Barre Center for Buddhist Studies offers residential and online courses combining study, discussion, and meditation for connecting sangha, supporting curiosity, and expanding and deepening personal practice.
Because the majority of BCBS offerings are held only partly in silence, teachers and students have the opportunity to connect over meals, in small groups, and around the grounds.
All are welcome. No specific study or practice experience is required for the vast majority of our courses.
BCBS was founded in 1991 by Joseph Goldstein and Sharon Salzberg and is located just through the woods and down the hill from Insight Meditation Society (IMS).
Barre Center for Buddhist Studies is a non-profit educational organization dedicated to exploring Buddhist thought and practice as a living tradition, faithful to its origins, yet adaptable to the current world. The center provides a bridge between study and practice, between scholarly understanding and meditative insight. It encourages engagement with the tradition in a spirit of genuine inquiry.
BCBS offers a variety of courses, workshops, retreats, and self-study programs to further research, study, and practice. Our programming is rooted in the classical Buddhist tradition of the earliest teachings and practices, but calls for dialogue with other schools of Buddhism and with other academic fields. All courses support both silent meditation practice and conscious investigation of the teachings.
DIVERSITY, EQUITY, AND INCLUSION
The Barre Center for Buddhist Studies acknowledges that many people face barriers to participating in our work due to biases and social structures based on race, class, gender identity, ethnicity, sexual orientation, age, ability, religion and other factors. Thus, in accord with Buddhist teachings as we understand them, BCBS takes a proactive approach to diversity, equity, and inclusion (DEI) and is engaged in ongoing initiatives to promote these three values throughout our work.

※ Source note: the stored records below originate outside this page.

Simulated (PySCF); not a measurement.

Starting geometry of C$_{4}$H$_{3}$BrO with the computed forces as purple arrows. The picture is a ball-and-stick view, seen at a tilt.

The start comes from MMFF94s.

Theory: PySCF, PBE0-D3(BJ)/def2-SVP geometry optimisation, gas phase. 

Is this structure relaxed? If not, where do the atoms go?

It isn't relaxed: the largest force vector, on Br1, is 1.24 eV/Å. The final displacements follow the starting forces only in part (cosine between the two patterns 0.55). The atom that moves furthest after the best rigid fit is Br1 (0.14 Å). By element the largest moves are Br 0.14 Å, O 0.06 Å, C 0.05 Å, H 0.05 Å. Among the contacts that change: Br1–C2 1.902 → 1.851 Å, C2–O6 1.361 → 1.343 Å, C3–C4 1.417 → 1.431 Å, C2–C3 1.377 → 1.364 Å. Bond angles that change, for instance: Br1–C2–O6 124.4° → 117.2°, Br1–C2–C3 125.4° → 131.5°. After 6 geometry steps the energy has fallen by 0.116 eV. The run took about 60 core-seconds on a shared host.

A Buddhist community by tradition consists of four assemblies, which are male and female, monastic and lay. Yet, among the different lineages of Buddhism present in the modern day, often one of these four assemblies is no longer in existence. The reason is a lack of fully ordained female monastics. These are only found in the Dharmaguptaka Vinaya traditions of China, Korea, Japan and Vietnam. In the Tibetan tradition, following the Mulasarvastivada Vinaya, an order of fully ordained female monastics has never come into existence. In the Theravada tradition, such an order has ceased to exist during a period of political turmoil in the early 11th century in Sri Lanka. At present, in both of these traditions efforts are under way to revive or create new orders of fully ordained female monastics. In Sri Lanka the revival is well under way since ordinations undertaken in 1998, which have also spread to Thailand. In the Tibetan tradition the Karmapa has recently taken significant steps meant to lead to the creation of an order of fully ordained female monastics in Tibetan Buddhism. In America, these different ordination traditions are adapting to new conditions to create possibilities and opportunities for female ordination.
In recognition of the importance of according equal opportunities for women and the need to avoid any type of discrimination, BCBS supports the full ordination of women, their training and education, and their ongoing work as teachers.